Daily Wrap-up: Fed decision helps lift oil, TSX closes higher

Fed decision helps lift oil, TSX closes higher... CMHC reports overvaluation in 9 markets... Scotiabank cuts wealth managers’ jobs...

Steve Randall
Fed decision helps lift oil, TSX closes higher
Many breathed a sigh of relief as the Fed announced that it was not increasing interest rates, especially those in the oil business. The rate freeze helped push oil prices to around 3 per cent higher by the close of the session and energy and financial stocks were among those to benefit.

The main index of the Toronto Stock Exchange was also lifted by a rebound for Bombardier stocks, which gained 6 per cent on expectation of some good news to come as the firm is to report results Thursday, a day earlier than planned.

Wall Street saw a higher finish too with the exception of the Nasdaq; Apple’s disappointing results weighed.

Asian indexes closed lower ahead of the Fed and the BoJ meeting tomorrow, while European indexes mapped Wall Street to close higher.
 
The S&P/TSX Composite Index closed up 78.22 (0.57 per cent)
The Dow Jones closed up 52.74 (0.29 per cent)
Oil is trending higher (Brent $47.19, WTI $45.27 at 4.20pm)
Gold is trending higher (1247.50 at 4.20pm)
The loonie is valued at U$0.7923
 
CMHC reports overvaluation in 9 markets
Vancouver and Toronto may hit the headlines daily but the Canada Mortgage and Housing Corp. said Wednesday that those two cities are not the only ones with hot housing markets. The agency says that 9 Canadian cities are overvalued and 7 have overbuilding.

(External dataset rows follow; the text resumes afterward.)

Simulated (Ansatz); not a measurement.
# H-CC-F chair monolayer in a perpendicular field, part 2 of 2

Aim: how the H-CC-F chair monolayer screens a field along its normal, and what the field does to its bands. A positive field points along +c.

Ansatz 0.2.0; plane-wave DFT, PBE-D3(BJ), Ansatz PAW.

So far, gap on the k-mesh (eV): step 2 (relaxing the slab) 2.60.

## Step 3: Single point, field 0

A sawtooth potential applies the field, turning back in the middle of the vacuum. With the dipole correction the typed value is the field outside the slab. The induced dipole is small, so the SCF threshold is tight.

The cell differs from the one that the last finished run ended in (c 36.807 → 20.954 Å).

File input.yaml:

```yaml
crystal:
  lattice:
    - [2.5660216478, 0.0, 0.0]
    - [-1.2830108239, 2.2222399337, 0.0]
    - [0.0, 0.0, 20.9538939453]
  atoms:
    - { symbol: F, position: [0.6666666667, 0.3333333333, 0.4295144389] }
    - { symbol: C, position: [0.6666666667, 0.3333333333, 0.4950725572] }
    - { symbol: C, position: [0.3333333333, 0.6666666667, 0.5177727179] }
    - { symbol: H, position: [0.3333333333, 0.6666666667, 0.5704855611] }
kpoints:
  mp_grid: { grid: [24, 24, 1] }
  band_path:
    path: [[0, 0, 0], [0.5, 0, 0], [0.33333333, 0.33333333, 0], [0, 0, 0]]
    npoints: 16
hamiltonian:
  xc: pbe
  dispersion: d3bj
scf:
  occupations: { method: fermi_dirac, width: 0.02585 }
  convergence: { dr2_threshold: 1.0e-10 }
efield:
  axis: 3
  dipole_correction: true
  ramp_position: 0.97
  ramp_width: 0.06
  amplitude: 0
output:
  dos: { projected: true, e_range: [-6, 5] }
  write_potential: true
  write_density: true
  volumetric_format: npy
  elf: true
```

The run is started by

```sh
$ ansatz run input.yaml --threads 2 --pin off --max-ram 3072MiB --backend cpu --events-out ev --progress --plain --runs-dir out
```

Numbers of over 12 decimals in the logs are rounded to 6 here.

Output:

Alongside Vancouver and Toronto are Edmonton, Calgary, Saskatoon, Regina, Hamilton, Montreal and Quebec City; these are considered to be overvalued. Despite the report the national assessment from CMHC is that the housing market is not a concern “at this time.”
 
Scotiabank cuts wealth managers’ jobs
At least 7 per cent of the brokers at Scotia McLeod have lost their jobs according to the Globe and Mail. The job cuts are the result of the bank’s strategic review across its business units and, along with the rest of the Big Six, there have been cuts in other divisions in recent months. This latest news, which is yet to be confirmed by Scotia McLeod, comes as concern mounts over so-called ‘robo-advisors’.